Sunday, May 24, 2009
Facing My Fears
This whole existential crisis I'm in now really started about a year ago, when I took a weekend for myself - by myself - in Death Valley after a business trip brought me to Las Vegas. The only desert I'd ever visited before was Las Vegas and the nearby Valley of Fire. I didn't know what I was in for.
I was a little scared in Death Valley. Maybe it was the name. Maybe it was all the signs that warn you of having enough water and not overheating. Maybe it was being the only car on the road for miles, with no rangers in sight. Or, maybe it was the sign on top of a huge volcanic crater that showed a man falling into it, with no railing or anyone around me to prevent me from meeting that same fate.
I drove a little too fast in Death Valley, hypermiling in my rented Prius, coasting 80 mph down a huge hill across a dried, salt flat riverbed. Sometimes I would take a bend around the Panamint Mountains a little too fast and scare the crap out of myself. And when I slept in the Panamint Springs Resort, a couple of ghosts - real or imagined - did the scaring for me.

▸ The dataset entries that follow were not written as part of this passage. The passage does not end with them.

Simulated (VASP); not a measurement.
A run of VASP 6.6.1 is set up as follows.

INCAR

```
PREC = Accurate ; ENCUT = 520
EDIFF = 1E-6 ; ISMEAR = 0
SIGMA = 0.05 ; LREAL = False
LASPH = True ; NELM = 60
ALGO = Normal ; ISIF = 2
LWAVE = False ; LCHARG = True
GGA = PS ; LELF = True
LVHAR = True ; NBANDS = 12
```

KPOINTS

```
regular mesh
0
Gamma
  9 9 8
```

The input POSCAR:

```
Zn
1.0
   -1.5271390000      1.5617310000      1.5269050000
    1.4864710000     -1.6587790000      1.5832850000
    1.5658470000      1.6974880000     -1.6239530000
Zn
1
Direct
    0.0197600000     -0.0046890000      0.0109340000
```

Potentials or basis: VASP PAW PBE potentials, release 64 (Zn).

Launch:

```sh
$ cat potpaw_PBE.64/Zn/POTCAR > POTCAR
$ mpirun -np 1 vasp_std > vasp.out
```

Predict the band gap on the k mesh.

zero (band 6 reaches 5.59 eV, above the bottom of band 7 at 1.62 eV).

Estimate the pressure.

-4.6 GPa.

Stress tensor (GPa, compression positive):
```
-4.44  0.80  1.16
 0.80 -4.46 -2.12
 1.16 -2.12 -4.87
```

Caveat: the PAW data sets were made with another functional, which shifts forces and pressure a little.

But I conquered a lot of fears in Death Valley. It's not that I wasn't afraid anymore - at the time, my life was terrifying - but I was able to move past the fear. I came back to the real world and stood up for myself at work, and faced the consquences of retaliation. Four months later when I went to Anza-Borrego Desert State Park, I even drove in the desert at night, something I refused to do in Death Valley.
Sometimes I think that the things that scare you the most are those that are most worth doing. I'm not talking skydiving, though I've done that too. I mean taking a real leap, like quitting a job to reclaim your sanity and sense of self, and giving yourself over to the universe.
Things have gone pretty well since I left my job in January, and whereas last year I sought solace in the desert, I now am drawn to it for inspiration. My trip to Joshua Tree in February has given me the opportunity to return there for the summer and be inspired further, to once again feel small, as I did at Badwater in Death Valley. It's the lowest point in North America and my visit there immediately preceded the lowest point in my life. But it's good to see the bottom, so you know how far away from it you are once you're not there anymore.